How to close the gap between what we think and what we feel? How do we come to know our deepest aspirations and intentions in the midst of welter of large and small actions and reactions that fill an ordinary day? A little while ago, I received a comment from someone (who was clearly familiar with the Gurdjieff ideas and work) suggesting that the difference between a feeling from another level and our ordinary egocentric emotions (as grandiose as those can be) is the questioning that can come in its wake…a questioning that wakes us up: How can I be responsible? Sometimes (certainly in my case) it gets framed as: What have I been doing with my life?
A few days later, this same person quoted from Exchanges Within by the brilliant student of Gurdjieff, Lord John Pentland: “Sensation is the relating element. How do you feel what you think or think what you feel? It is through sensation.”
How do we go about this? Tear your nose away from that proverbial grindstone, peel your eyes away from the screen, pull your poor, worried addictive mind away from its current desire and pay attention to what is left in that wake, experience desire as desire, experience your life. Attention can be magic. It can unlock the secrets of life.
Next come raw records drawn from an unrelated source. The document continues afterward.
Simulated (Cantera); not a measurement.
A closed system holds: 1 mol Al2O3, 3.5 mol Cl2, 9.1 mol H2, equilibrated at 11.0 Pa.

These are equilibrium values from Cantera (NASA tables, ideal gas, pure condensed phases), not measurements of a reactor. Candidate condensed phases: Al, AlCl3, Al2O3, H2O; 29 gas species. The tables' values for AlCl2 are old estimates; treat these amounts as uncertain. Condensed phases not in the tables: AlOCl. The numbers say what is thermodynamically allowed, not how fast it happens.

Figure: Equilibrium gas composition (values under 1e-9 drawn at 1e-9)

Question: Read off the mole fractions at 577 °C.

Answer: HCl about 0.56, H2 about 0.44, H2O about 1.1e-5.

To demonstrate, here is a wonderful passage from a story the great contemporary writer, Lorrie Moore: “O.K.,” I said. “Sounds good.” Sounds good. It was the Midwestern girl’s reply to everything. It appeared to clinch a deal, was somewhat the same as the more soldierly Good to go, except that it was promiseless–mere affirmative description. It got you away, out the door.”
Attention can reveal the unexpected depths in seemingly ordinary things.